I’ll never know, but to me, Scorsese’s newest film seems to reveal the quiet desperation that was always lurking beneath the American gangster movie, and beneath all the hardened antihero epics I gulped down in the tenth grade. If 21st-century pop culture at times feels like an edgeless, soulless map of references that points everywhere and leads nowhere, Scorsese in The Irishman tries to find the soul in that soullessness. We’re never asked to pity Frank Sheeran—we may if we choose, but it won’t do him much good. When we see De Niro for the last time, he looks like one of Francis Bacon’s paintings of the pope, petrified in his chair, incapable of understanding himself and, therefore, incapable of saving himself. His suffering feels as inevitable as an execution, as if it was always waiting here in this room for him to show up. Scorsese, De Niro, Pesci, Pacino and Keitel have created enough characters with this fate to populate a small town. Only fair that they should come together one more time to show us what was going on all along beneath their proud, quivering mugs.
In the beginning was the parody. My parents refused to let me watch violent movies when I was a kid, but they had no problem with me soaking up endless Simpsons episodes. And so I was introduced to The Godfather, The Godfather Part II, Goodfellas, Scarface, the whole bloody pack, by watching their best moments bloodlessly spoofed by yellow-skinned, four-fingered humanoids.
Even when I didn’t know what was being parodied, it was easy enough to recognize the signs of a parody: rich orchestral music, unfamiliar characters beamed in from nowhere, the basic irrelevance of the set piece to the episode’s plot. One of my favorite Simpsons bits finds Mr. Burns trying to strong-arm the Springfield University admissions board by beating one of the officers with a baseball bat, à la Robert De Niro in the most famous moment from Brian De Palma’s The Untouchables, itself a variation on the most famous moment from Nicholas Ray’s 1958 noir The Party Girl. Later, when I got into De Palma and Ray, I had all the pleasure of enjoying their films, plus the little eureka of finding out what had been buried in “Homer Goes to College” all along.
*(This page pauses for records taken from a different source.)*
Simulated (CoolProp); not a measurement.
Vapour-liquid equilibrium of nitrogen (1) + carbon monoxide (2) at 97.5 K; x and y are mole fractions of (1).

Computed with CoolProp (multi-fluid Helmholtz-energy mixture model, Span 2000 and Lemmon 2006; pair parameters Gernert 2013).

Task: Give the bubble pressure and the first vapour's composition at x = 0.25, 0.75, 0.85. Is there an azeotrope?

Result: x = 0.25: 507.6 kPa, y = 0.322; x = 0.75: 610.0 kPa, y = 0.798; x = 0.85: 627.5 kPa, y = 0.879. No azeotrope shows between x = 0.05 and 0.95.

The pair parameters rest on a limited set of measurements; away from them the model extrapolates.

Discovering the allusiveness of pop culture is a rite of passage—not just for myself—that leads from The Simpsons to The Godfather, from “Through the Wire” to “Through the Fire,” from a face-value appreciation of the work to a cannier awareness of its place in the family tree of homages, send-ups and samples. When this happens, the work becomes less surprising in certain ways; in others it grows sturdier.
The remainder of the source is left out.